Being Successful Together
Participate, share, cooperate in safeguarding performing arts heritage
Nothing can be done alone in the field of performing arts. All theatrical productions need a team, a team which unites the work of performers, technicians and administrative staff for a common goal. Even a one man show needs teamwork. Conversely, one might think that in libraries, archives and museums, life revolves around only books, documents, and works of art. SIBMAS members know that the reality is very different and we are nothing without our colleagues, our partners and our public. It is the commonalities of our shared professional experiences and the collaborations that grow between our institutions that the 2018 Paris Conference will explore.
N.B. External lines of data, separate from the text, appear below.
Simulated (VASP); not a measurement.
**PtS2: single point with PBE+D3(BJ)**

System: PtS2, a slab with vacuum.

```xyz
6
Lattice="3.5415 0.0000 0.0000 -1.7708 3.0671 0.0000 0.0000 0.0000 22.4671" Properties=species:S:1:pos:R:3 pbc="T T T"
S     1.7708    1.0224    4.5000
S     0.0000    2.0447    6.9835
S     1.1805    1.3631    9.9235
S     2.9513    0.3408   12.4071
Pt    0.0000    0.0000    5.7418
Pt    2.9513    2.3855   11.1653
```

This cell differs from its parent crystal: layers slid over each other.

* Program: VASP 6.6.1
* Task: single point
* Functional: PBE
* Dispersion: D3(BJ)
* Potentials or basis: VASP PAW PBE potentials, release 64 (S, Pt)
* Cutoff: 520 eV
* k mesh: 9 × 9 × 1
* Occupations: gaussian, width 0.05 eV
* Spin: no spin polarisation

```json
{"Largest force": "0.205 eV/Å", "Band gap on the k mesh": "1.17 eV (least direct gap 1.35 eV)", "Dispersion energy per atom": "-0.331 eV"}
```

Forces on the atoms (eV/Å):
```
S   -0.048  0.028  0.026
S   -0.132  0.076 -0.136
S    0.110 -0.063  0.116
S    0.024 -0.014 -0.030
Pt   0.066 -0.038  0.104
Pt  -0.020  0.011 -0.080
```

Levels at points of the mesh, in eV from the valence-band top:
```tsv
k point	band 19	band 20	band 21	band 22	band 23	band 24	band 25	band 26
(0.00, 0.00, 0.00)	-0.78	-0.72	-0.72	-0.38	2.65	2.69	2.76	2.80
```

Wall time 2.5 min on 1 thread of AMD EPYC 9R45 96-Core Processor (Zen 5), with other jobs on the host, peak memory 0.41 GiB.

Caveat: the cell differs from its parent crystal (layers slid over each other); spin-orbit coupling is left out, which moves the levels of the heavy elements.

The theme of co-operation can be engaged with from a number of different perspectives:
Collections’ perspective – For a long time now, artists travel from one country to another and their passage may have left traces in various institutions. One can think of Sarah Bernhardt’s great tours, as well as Cirque du Soleil’s contemporary productions. Archives are sometimes broken up, as in the case for Edward Gordon Craig, Max Reinhardt or Ballets Suédois. How do we make accessible and comprehensible these materials kept by different professional bodies? Through exhibitions? By publication of collective inventories? Or online resource portals? Via simple referrals from one database to another? These are but a few of the challenges we face in the digital landscape, where large data reservoirs, search engines and digital libraries do not necessarily have the finesse to retrieve all relevant materials that are now expected by modern researchers working in the digital age.
Relations with users – Researchers, artists and the public at large can be considered as the second field of exploration and innovation in our theme of collaborative work. For a long time, the public has been kept away from our reflections on the patrimonial institutions’ services and practices. Our services may have been designed with a lot of care and with the best on intentions, but possibly not always with the input of users. Today, we have at our disposal many more tools that facilitate a working dialogue between the institution and the user. We can employ everything from simple public surveys to participatory projects, as well as the production and enrichment of data that provides multiple strategies and new opportunities to better reach our audiences. This being said, emerging ideas and ways of working could have repercussions for our jobs, especially in the field of the performing arts, where collections are multimedia in form and often complex to apprehend.
Partnerships – Is partnership a desired outcome for the future? The need to work together may become ever more important than before, whether through formal institutional partnerships between heritage organisations, artists, theatre companies, universities, libraries, and museums or even through partnerships with private companies as part of a sponsorship deal. Whether implemented informally, formally, locally, nationally or internationally, these co-operation agreements have strengths but also constraints. Are the results commensurate with the effort and results for undertaking such co-operation agreements? Not to mention the effect and consequences that can arise through collaborations imposed by cultural administrations or governments, with mergers of previously independent bodies?